- Thursday, May 18, 2017

The accusations in the media against President Donald Trump are reaching hysterical levels. This has also been labeled “Trump Derangement Syndrome,” and is characterized by a reporter’s firm belief (shared by many Democratic politicians and Hillary Clinton supporters) that Mr. Trump is illegitimately occupying the Oval Office, is not fit for presidential duty, and must be ousted one way or another.

It is difficult for Trump supporters to take this seriously, because we believe that Mr. Trump’s policies regarding judicial appointments, encouragement of economic growth, and restricting immigration make perfect sense, and ought to be implemented. We have now reached a point, however, when Mr. Trump’s efforts at governing the nation appear to be countered at every turn by a hostile press and political partisans who seem bent on his destruction and the frustration of the programs that he was elected to fulfill.

The airwaves and the newspapers are replete with accusations from unnamed sources purportedly documenting attempts to obstruct justice. The latest example is the FBI investigation of former presidential adviser Lt. Gen. Michael T. Flynn, which Mr. Trump is alleged to have suggested to former FBI Director James Comey ought to be discontinued, because of Mr Trump’s belief that Mr. Flynn was basically a good man. Mr. Trump is reported to have made this suggestion to Mr. Comey after Mr. Trump had dismissed Mr. Flynn, but, still, this has led to predictable calls for condemnation, for Congressional investigation, and presumably, for impeachment, removal, and/or resignation.

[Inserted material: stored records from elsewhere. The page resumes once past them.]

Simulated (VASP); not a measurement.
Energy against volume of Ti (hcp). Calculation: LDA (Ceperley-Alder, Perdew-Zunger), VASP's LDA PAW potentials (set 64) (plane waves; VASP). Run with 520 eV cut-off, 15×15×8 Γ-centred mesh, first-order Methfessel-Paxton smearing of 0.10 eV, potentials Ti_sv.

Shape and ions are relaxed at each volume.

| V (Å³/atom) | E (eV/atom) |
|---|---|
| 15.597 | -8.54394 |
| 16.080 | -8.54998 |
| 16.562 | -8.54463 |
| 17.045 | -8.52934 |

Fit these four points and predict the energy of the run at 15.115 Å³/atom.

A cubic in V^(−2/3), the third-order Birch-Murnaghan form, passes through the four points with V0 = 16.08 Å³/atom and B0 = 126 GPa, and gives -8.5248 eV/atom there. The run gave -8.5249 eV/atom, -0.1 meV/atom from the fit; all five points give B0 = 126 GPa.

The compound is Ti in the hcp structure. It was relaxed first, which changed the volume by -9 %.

Those of us in the academy who supported Mr. Trump were a minority in the single digits, and it has been reported that members of the media opposed Mr. Trump’s election by 90 percent or more. Given the manner in which human beings operate, given our propensity not to be able to deal with cognitive dissonance, and given the tendency of those who believed Mr. Trump unfit for office to construe all of his acts unfavorably, it is no surprise that we have reached this point. Nevertheless, it ought to be time now to cease this madness and to give the new administration a chance to govern.

Every time media charges have been leveled at the president, from purported compliance with Russian meddlers, including an alleged dinner conversation requesting Mr. Comey’s loyalty to Mr Trump, through the dismissal of Mr. Comey, and now with the alleged Comey memo recounting an attempt to sway an ongoing FBI investigation, Mr. Trump has either denied outright the allegations against him, or has offered benign explanations of his conduct.

The president’s detractors have refused to accept the White House Communications Office and Mr. Trump’s explanations at face value, as the relentless efforts to destroy him continue unabated. Perhaps what is really happening here, no matter what one calls it — fever, derangement, hysteria — is a fundamental disagreement over what the government should do, a disagreement that impedes objective evaluation, leads to misunderstanding, and now threatens the orderly conduct of our republic.

Mr. Trump and his supporters believe that it is the job of government to protect the basic economic rights of the citizen, but also to promote individual initiative, to allow maximum freedom to market mechanisms, to lower taxes, and to maintain the rule of law. Mr. Trump’s opponents, in particular his critics in the media, in the bureaucracy, in the academy, and in the courts, believe that it is the job of government in general and the federal government in particular, to alter the legal rules to protect previously discriminated against groups, to redistribute economic resources, and to implement central planning of the economy.

One could also characterize this as a contest between the Fabian Socialism that seemed to exist in much of the Obama administration and the free-market economics championed by Milton Friedman and the Reagan administration that Mr. Trump now seeks to restore. When Mr. Trump picturesquely claimed that he would “drain the swamp” he was, really, suggesting he would return us to this conception of the proper role of government that prevailed for much of our history.

The lessons of 1989, when the Berlin Wall fell, when the Soviet Union collapsed, and when free-market economies emerged in formerly communist nations, ought to have taught us that the aims of government Mr. Trump now offers deserve a chance to succeed. Curiously, Mr. Trump’s detractors stubbornly refuse to acknowledge this. It is time for the Swamp Fever to subside. Despite the claims of the self-styled “resistance,” there is no real evidence that Russians stole the election for Mr. Trump, or that misogyny did in Mrs. Clinton. Instead, what happened is that a majority of votes in the Electoral College for Mr. Trump was legitimately secured by a plan for the country that is a sensible one. It ought now to be permitted go forward.

• Stephen B. Presser is professor emeritus at Northwestern’s Pritzker School of Law and the author of “Law Professors: Three Centuries of Shaping American Law” (2017).